Just like Berlin and its airports, ILA’s history is as much a history of the 20th century as it is of aviation business and the showcase for aviation innovation. The first was held in Frankfurt in 1909, before moving to Berlin and later finding a mid-century home in Hannover. After the reunification of Germany, ILA found its new identity and returned to the old capital.

ILA is now held at Berlin Expo, a purpose-built site for the airshow that is something of an extension to the old Schönefeld airport site. In fact, the site is framed by the BER runways, meaning visitors are treated to numerous commercial take-offs along with the displays they’ve paid to see. It’s the culmination of a plan that did not go as hoped.

The Fall of Daedalus and Icarus by Rolf Scholz. Credit: Patrick Rhys Atack/ Airport Technology

BER is the only operational commercial airport serving the German capital, taking over from the now-disused Tegel and the long-abandoned Tempelhof. But ask about how Berlin got here, and you’ll receive a wry smile at best. It’s a long-held (and very unfair) stereotype that Germans lack a sense of humour. But step inside the terminal “museum” at BER and you’ll soon be dispossessed of such a notion.

“BER is the airport with the bizarre history. A functional building that was famous as a debacle even before the first plane took off. This doesn’t make the disaster any less disastrous, but it creates an identity. The smallest building blocks of this identity are the jokes,” a display in the museum states.

The background is complicated, but it’s not avoided. Haack says the spotlight was brighter on BER than if it was not the capital’s airport, but now that the terminals are in full swing, the company is fully focused on technical and technological developments.

“There are no other cities with as many reporters, people with Twitter accounts, and politicians using the airport. So I think we are way more surveilled by the public. Whatever happens here, it’s way more in the focus and that is on the bad and on the good side,” he explains.

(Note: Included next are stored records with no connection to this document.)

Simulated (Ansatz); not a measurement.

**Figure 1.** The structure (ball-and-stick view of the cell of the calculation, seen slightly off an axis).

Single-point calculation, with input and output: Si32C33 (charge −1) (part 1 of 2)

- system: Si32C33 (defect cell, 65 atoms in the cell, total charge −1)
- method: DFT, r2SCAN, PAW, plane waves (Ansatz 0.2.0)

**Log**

BER won’t be competing with the giant hubs of Frankfurt or Munich, so Haack says the growth areas lay elsewhere: “We want to be faster, we want to be smarter, we want to be more digital. Because as a smaller company, airport, you sometimes are faster at introducing new technology… that’s where we see our advantage.”

Hear, hear

Zoom. There goes another one. That one seemed quieter, and it turns out it was. Because that was Airbus with its Neo A321XLR. The pan-European aerospace behemoth is showing that its shiny new aircraft can fly all the way from London to New Delhi. But it’s still loud.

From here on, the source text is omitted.